IN RE: Manuel S. MARTINEZ, an attorney and counselor-at-law: Departmental Disciplinary Committee for the First Judicial Department, Petitioner, Manuel S. Martinez, Respondent.

-- September 23, 2008

JONATHAN LIPPMAN, Presiding Justice, RICHARD T. ANDRIAS, DAVID FRIEDMAN, DIANNE T. RENWICK, LELAND G. DeGRASSE, Justices. Alan W. Friedberg, Chief Counsel, Departmental Disciplinary Committee, New York (Andral N. Bratton, of counsel), for petitioner. Respondent pro se.

Respondent Manuel S. Martinez was admitted to the practice of law in the State of New York by the First Judicial Department on July 8, 1985.   According to the records of the Office of Court Administration, respondent has been delinquent in his attorney registration since 1999, and his last known address for the practice of law was located within this Judicial Department.

On April 16, 2008, a jury sitting in Supreme Court, New York County, returned a verdict convicting respondent of murder in the second degree in violation of Penal Law § 125.25(1), a class A-I felony, and of criminal solicitation in the second degree in violation of Penal Law § 100.10, a class D felony.   Respondent was found guilty of orchestrating the murder of a client's husband during a bitter divorce proceeding in 1990.   On May 9, 2008, respondent was sentenced to a term of imprisonment of 25 years to life on the murder count, and 28 months to 7 years on the criminal solicitation count.

 The Departmental Disciplinary Committee now moves for an order striking respondent's name from the roll of attorneys on the ground that he was automatically disbarred as of the date of his conviction of a felony as defined by Judiciary Law § 90(4)(e)(see Judiciary Law § 90[4][b];  Matter of Caro, 46 A.D.3d 136, 845 N.Y.S.2d 239 [2007] [automatic disbarment upon conviction of felony of grand larceny in the second degree] ).   For the purposes of automatic disbarment, conviction occurs at the time of plea or verdict (Matter of Sheinbaum, 47 A.D.3d 49, 845 N.Y.S.2d 264 [2007] ).

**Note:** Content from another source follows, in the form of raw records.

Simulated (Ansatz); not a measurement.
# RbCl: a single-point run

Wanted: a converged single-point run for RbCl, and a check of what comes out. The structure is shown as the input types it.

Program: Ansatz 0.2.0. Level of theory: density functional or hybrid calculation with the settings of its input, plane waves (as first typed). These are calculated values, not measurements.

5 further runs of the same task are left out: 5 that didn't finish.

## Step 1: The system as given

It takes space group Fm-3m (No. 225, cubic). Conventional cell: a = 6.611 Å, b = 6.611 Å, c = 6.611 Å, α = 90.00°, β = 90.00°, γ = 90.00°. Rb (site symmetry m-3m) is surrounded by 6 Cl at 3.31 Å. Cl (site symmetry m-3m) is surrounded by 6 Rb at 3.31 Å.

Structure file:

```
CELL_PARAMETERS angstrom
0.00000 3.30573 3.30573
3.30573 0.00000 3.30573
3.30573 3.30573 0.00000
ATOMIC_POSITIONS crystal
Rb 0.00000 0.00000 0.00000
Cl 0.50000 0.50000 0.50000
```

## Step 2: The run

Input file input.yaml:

 Respondent has submitted a pro se response to the petition, acknowledging that his felony conviction is grounds for automatic disbarment.   However, he goes on to claim, among other things, that he was wrongfully convicted.   As the Committee argues in reply, respondent's attacks on his criminal convictions are not cognizable in this disciplinary proceeding.

 As a result of respondent's felony convictions, he automatically ceased to be an attorney by operation of law and his name should be stricken from the roll of attorneys (Judiciary Law § 90[4][a], [b];  Matter of Brown, 51 A.D.3d 76, 851 N.Y.S.2d 351 [2008];  Matter of Berenholtz, 40 A.D.3d 162, 834 N.Y.S.2d 26 [2007] ).

Accordingly, the Committee's petition should be granted, and respondent's name stricken from the roll of attorneys and counselors-at-law in the State of New York effective nunc pro tunc to April 16, 2008.

Respondent's name stricken from the roll of attorneys and counselors-at-law in the State of New York, nunc pro tunc to April 16, 2008.

PER CURIAM.

All concur.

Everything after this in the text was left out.